Byron Buxton's Not So Secret Value
Image courtesy of © David Berding-USA TODAY SportsBuxton has missed playing time during a couple of different stretches this season. He recently was placed on the 7-day concussion IL after making a diving catch. Back in June, Buxton missed time after being hit on the wrist with a pitch. Earlier in the year, he had a knee bruise after colliding with the center field wall.
One of Buxton’s biggest flaws might be his reckless approach in the outfield. Some might call it aggressive, but his injury history as a professional is tough to ignore. He’s been on the field more in 2019 than in 2018, so that’s a step in the right direction. However, he might be key to Minnesota winning games and this means they need him on the field.
Minnesota entered play on Tuesday with a 61-38 record (.616 PCT) which is good for the third best total in the American League. Byron Buxton has started 71 games, and, in those games, Buxton has helped the Twins to a 48-23 record (.676 PCT). With Buxton on the sidelines, the club has gone 13-15, which is a .464 winning percentage. There is something extra Buxton brings to the table.
Buxton’s defensive value is obviously the biggest part of the winning equation. Even with the time missed, he surged into the lead as baseball’s best defender according to SABR’s most recent Defensive Index rankings. The SABR Defensive Index draws on and aggregates two types of existing defensive metrics: those derived from batted ball location-based data and those collected from play-by-play accounts. Through the All-Star break, Buxton was 0.3 SDI points ahead of Oakland’s Marcus Semien and he was 1.6 points ahead of the next best center fielder, Tampa’s Kevin Kiermaier.
During the 2017 campaign, Buxton was awarded the Platinum Glove for being the AL’s best defender. In that season, he had a career-high 26 outs above average. So far this season, he has 12 outs above average, which is still very good and could have him on pace to have close to 20. His responsible plays chart (see below) should be submitted to the Smithsonian as he has multiple catches this season with a 0% catch probability.
Offensively, Buxton’s biggest improvement this season has been against the fastball. Last year, he hit .150 with .183 SLG when facing fastballs. So far this season, his average has jumped 135 points and his slugging percentage has gone up almost three times what he did against fastballs in 2018. Fastballs aren’t his only offensive area of improvement.
He had a 1.6 Barrel % in 2018 and that has increased to 8.1 this year (MLB average 6.3). Naturally his exit velocity has also increased from being in the mid-80s to 89.4 mph this season. His launch angle has also increased from being slightly above league average (11.1 MLB AVG) to 20.1 degrees. A 39.9 Hard Hit % puts Buxton over 5% higher than the MLB mark.

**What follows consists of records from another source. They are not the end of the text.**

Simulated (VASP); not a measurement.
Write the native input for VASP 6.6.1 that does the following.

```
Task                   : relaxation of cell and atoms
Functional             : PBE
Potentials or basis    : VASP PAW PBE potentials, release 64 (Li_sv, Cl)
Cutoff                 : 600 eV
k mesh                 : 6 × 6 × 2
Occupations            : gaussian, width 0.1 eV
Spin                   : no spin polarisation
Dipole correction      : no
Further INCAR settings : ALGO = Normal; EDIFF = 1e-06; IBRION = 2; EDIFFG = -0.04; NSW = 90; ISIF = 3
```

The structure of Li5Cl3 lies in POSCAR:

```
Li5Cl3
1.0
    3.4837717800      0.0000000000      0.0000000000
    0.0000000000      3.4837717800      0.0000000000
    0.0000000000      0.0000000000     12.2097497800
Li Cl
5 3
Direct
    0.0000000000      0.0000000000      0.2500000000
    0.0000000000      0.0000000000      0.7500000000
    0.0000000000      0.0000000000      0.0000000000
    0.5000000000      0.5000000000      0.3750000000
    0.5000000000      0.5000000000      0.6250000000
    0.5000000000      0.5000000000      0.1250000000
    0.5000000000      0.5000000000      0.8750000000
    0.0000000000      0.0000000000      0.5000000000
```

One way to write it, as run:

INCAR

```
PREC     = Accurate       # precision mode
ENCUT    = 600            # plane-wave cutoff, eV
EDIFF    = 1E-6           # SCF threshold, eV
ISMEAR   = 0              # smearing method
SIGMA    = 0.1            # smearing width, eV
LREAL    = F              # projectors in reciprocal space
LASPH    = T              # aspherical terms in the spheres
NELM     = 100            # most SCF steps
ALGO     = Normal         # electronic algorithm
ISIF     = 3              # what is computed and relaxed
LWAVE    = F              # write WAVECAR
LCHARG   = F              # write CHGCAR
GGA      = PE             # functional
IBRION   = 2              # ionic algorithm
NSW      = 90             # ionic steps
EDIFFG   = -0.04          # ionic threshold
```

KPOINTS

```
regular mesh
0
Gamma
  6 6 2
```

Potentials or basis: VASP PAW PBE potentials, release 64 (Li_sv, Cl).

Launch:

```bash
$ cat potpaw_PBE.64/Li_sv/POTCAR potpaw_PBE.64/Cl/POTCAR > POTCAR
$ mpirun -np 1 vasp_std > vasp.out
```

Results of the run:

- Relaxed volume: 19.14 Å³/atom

Minnesota Twins fans are well aware of the long-term impact concussions can have on players. Joe Mauer and Justin Morneau both had their career’s altered because of concussion related issues. With multiple months left in the season, the Twins need Buxton healthy for September more than they need him at the end of July. But the team’s October chances could be hurt if Buxton’s return isn’t imminent.